Shares of General Electric (GE - Free Report) gained about 8% in early morning trading Tuesday after the struggling multinational conglomerate announced plans to spin off its health-care business and separate its stake in Baker Hughes (BHGE - Free Report) over the next few years.
The moves should help General Electric pare down its debt and sharpen its focus on core businesses like aviation, power, and renewable energy.
“We are confident that positioning GE Healthcare and BHGE outside of GE’s current structure is best not only for GE and its owners, but also for these businesses, which will strengthen their market-leading positions and enhance their ability to invest for the future, while carrying the spirit of GE forward,” said CEO John Flannery in a statement.
General Electric also noted that it will maintain its current quarterly dividend until after the spinoff of its health-care business is complete. The company then plans to adjust the dividend “in line with industrial peers.”
GE’s new strategy aims to reduce the firm’s debt pile by about $25 billion by 2020 and generate at least $500 million in corporate cost savings through the end of that year.
The much-needed turnaround plan comes on the same day that GE is officially being replaced by Walgreens Boots Alliance (WBA - Free Report) on the Dow. GE was the last remaining original member of the index, but its recent struggles left many calling for more-accurate representation on the blue-chip gauge.
General Electric shares have lost more than 50% over the past year and now sit about 80% lower than their all-time highs seen during the early 2000s. The company has struggled to find value in its assets over the past decade as a shifting economy left many of its businesses in the dust.
Investors will hope that GE’s turnaround strategy can reinvigorate the stock, trim the company’s fat, and modernize its core businesses.
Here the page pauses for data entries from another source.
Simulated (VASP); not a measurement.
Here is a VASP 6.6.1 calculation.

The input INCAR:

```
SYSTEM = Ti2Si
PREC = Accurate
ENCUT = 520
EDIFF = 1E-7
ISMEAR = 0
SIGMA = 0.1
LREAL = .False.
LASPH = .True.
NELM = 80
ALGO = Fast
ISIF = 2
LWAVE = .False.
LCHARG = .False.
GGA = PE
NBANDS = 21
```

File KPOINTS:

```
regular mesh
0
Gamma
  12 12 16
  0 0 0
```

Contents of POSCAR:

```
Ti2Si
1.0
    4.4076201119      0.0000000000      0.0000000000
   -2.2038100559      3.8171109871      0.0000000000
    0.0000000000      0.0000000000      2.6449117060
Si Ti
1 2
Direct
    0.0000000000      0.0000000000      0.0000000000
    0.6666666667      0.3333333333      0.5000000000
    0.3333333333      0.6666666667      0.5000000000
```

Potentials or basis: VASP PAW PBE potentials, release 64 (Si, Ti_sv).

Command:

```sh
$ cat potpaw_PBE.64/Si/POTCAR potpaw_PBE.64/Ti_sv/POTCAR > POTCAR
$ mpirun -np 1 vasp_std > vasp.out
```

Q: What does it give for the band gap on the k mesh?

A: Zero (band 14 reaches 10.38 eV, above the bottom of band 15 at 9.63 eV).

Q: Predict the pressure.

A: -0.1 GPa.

They will also hope that today’s plan inspires some positive analyst sentiment for GE, which has watched its current-year earnings outlook deteriorate in recent weeks. Downward earnings estimate revisions have dragged our consensus projection for GE’s 2018 earnings three cents lower over the past quarter, earning the stock a Zacks Rank #5 (Strong Sell).
General Electric is now expected to witness its annual earnings slump by about 9.5% year over year.